Former Democratic Central Committee Chairwoman Sue-Ellen Hantman scheduled a news conference for noon today in Ellicott City to announce that she plans to challenge Republican County Executive Charles I. Ecker in the election this fall.
"I haven't been happy with what's going on," Ms. Hantman said Friday. "We've been treading water, keeping the lid on, making sure that taxes don't go up and business is happy."
Mr. Ecker and Republicans have exaggerated the role that Democrats played in the economic crisis the county suffered shortly after Mr. Ecker took office, Ms. Hantman said.
The fact that the county has emerged from a $20-million budget shortage so quickly is a testament to the solid base Mr. Ecker inherited, she said.
Ms. Hantman, who will make her announcement at the county office building, said she decided to enter the race because of dTC what she called a lack of leadership. "We're dealing with problems as if there are only two solutions," she said. "Increase services and raise taxes or cut services and reduce taxes."
What is needed instead, she said, is an ability to solve problems in "innovative ways," -- something she said she would bring to the job.
Ms. Hantman pointed to the county school system as an example of an institution that, despite its reputation as one of the best in the country, still can be better.
"We need to look beyond [Scholastic Aptitude Test] scores," she said. "That leaves out a large group of students who will not be going to college. We are not training our noncollege bound students for skilled jobs. I don't want to see industry leaving the country."

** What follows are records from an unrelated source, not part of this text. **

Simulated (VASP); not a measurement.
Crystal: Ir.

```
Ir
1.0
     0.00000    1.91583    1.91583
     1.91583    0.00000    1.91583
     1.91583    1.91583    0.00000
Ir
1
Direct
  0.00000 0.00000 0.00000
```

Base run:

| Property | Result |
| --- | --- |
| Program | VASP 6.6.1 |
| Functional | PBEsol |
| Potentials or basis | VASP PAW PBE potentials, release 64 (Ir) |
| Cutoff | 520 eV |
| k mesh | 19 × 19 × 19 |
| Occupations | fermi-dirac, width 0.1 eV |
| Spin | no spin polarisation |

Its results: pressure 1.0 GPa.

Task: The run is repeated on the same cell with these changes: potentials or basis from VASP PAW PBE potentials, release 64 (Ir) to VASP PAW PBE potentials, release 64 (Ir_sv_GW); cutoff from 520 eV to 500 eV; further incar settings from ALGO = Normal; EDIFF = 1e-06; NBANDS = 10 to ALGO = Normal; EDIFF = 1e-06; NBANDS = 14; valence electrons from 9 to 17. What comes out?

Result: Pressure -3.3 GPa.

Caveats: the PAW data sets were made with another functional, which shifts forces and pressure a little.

The way to keep industry and prepare students for skilled labor, Ms. Hantman said, is for business to work with the schools to develop apprenticeship programs that would train students on the job. "The countries we are competing with are doing that," she said. "We are not."
Ms. Hantman, who spent five years as a prosecutor in the juvenile division of the state's attorney's office, said the correctional system needs fixing also.
Young criminals become addicted to drugs and alcohol and turn to crime because they haven't learned any skills and don't believe they can change their environment, she said. They return to prison, she said, because they are not taught skills and alternatives to violence. Howard County needs to provide those skills and alternatives, she said.
Turning to business, Ms. Hantman said she would like to put an end to what she sees as an enmity between business and residents concerned about the environment. "We don't need a business vs. the rest of us mentality," she said. "We need to recognize that economic development is important for all of us. We can attract business and still protect the environment. It doesn't have to be either . . or."
Some local Democrats said Ms. Hantman's entrance into the race would help the entire ticket.
"Sue-Ellen is a strong candidate for county executive," said Democrat Charles Acquard, who is running for the County Council seat held by Democrat Shane Pendergrass of the 1st District. "She keeps Chuck [Ecker] worrying about his own re-election and not the election of Republican candidates for County Council."
Kathryn Mann, who is challenging Council Chairman C. Vernon Gray of the 3rd District in the Democratic primary, said Ms. Hantman "is a person of principle who has been just everywhere. She will run a very candid race and is going to bring a lot of attention to issues that need to be talked about. That will be helpful to her campaign and everybody else's."
A Brooklyn, N.Y., native who grew up in Long Island, Ms. Hantman attended Brandeis University before graduating cum laude from Fairleigh Dickinson University with a degree in sociology in 1966.
That fall, she entered law school at the Newark, N.J., campus of Rutgers University and graduated in 1969.
She was admitted to the Massachusetts bar in 1971 and then moved to Columbia with her husband, Jerome, in 1973. She was admitted to the Maryland bar in 1979.
Her entrance into the race two weeks before the filing deadline is not a handicap, Ms. Hantman said.
"I was taught as a child to be all that I could be -- to leave the world a better place," she said. "In 21 years [in Howard County], I've never not been involved." She has served as a prosecutor, a member of the planning board and on various social service agencies.